NVlabs/timeloop

Mapping does not match constraints

SkyeLantian opened this issue · 7 comments

Hello, I met some problems when I use the mapper function. I want to get the mapping and performance of the accelerator that adopts the output stationary and 16 inputs are multicast vertically and 16 kernels of weights are multicast horizontally into the PE arrary.

The constraint is like this:

mapspace:
constraints:
targets:
#Datatype Bypass

  • target: RegFile
    type: bypass
    keep: [Inputs, Weights, Outputs]

  • target: GlobalBuffer
    type: bypass
    keep: [Inputs, Weights, Outputs]

  • target: DRAM
    type: bypass
    keep: [Inputs, Weights, Outputs]

Temporal

  • target: RegFile
    type: temporal
    factors: R=3 S=3 C=64 P=1 Q=1 K=1 N=1
    permutation: RSCPQKN
  • target: GlobalBuffer
    type: temporal
    factors: R=1 S=1 C=1 P=50 Q=50 K=8 N=1
    permutation: RSCPQKN
  • target: DRAM
    type: temporal
    factors: K=1 N=1
    permutation: KN

Spatial

  • target: GlobalBuffer
    type: spatial
    factors: K=16 N=16 S=1 R=1 C=1
    permutation: NRSCK
    split: 1

The mapping is like this:
| for Q in [0:5)
| for C in [0:2)
| for S in [0:3)

GlobalBuffer [ Weights:12288 (12288) Inputs:266240 (266240) Outputs:1024000 (1024000) ]

| for P in [0:25)
| for Q in [0:10)
| for C in [0:2)
| for C in [0:2) (Spatial-Y)
| for R in [0:3) (Spatial-Y)
| for K in [0:2) (Spatial-Y)
| for N in [0:8) (Spatial-X)
| for P in [0:2) (Spatial-X)

RegFile [ Inputs:16 (16) Outputs:128 (128) ]

| for N in [0:2)
| for K in [0:64)
| for C in [0:8)

I think the spatial part should be: for K in [0:16) (Spatial-Y) fot N in [0:16) (spatial-X). Besides, for RegFile part, the loop bound is beyond the factors I set.
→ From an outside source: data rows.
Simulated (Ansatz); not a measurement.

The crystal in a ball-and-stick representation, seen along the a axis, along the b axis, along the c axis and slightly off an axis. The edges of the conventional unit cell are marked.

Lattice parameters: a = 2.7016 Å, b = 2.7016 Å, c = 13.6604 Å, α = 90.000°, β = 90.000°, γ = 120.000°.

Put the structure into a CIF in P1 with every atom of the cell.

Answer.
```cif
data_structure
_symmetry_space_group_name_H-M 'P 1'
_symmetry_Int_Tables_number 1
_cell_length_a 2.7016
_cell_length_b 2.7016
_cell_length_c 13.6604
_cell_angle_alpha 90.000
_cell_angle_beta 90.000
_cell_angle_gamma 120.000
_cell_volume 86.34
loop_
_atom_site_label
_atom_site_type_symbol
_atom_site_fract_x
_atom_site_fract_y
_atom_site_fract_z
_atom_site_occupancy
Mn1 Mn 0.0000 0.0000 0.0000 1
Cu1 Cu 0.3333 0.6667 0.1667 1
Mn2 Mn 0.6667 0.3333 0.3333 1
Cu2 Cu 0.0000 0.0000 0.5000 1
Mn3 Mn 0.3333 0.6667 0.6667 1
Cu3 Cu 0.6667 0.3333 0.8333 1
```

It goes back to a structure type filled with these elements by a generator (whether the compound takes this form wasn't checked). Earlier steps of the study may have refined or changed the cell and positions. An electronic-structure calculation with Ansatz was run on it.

May I ask why the mapping does not match the constraint?

Could you please attach a single YAML with the entire concatenated config (arch, problem, constraints)?

dataflow
VGG.txt
This is the dataflow I want to simulate and the configs

Your constraints have incorrect YAML indentation. The key nesting is also not right. Just use mapspace_constraints -> targets.

Once I fix that, Timeloop is not able to find any legal mappings that satisfy your constraints. This is because your mapping exceeds the RF capacity.

Thanks for your help. I still have a problem about the imperfect factorization. If a layer have 1000 kernels, I want to multicast 16 kernels to the PE array and 8 kernels to the PE array at the last iteration. Can I use factors: K=16,8 in the spatial constraint. I tried the constraint like this, but the Timeloop shew 1000 is not divisible by product of 16
VGG.txt

The master branch supports imperfect factorization only in timeloop-model with a user-specified mapping. Imperfect factorization with timeloop-mapper is only supported in the ruby branch. Could you give that a shot?

Sorry, may I ask what the ruby branch is?

It's the imperfect-factorization mapper. The work was led by Mark Horeni at the University of Notre Dame and published in ISPASS 2022. https://research.nvidia.com/publication/2022-06_ruby-improving-hardware-efficiency-tensor-algebra-accelerators-through

We are still working on integrating it into the main branch.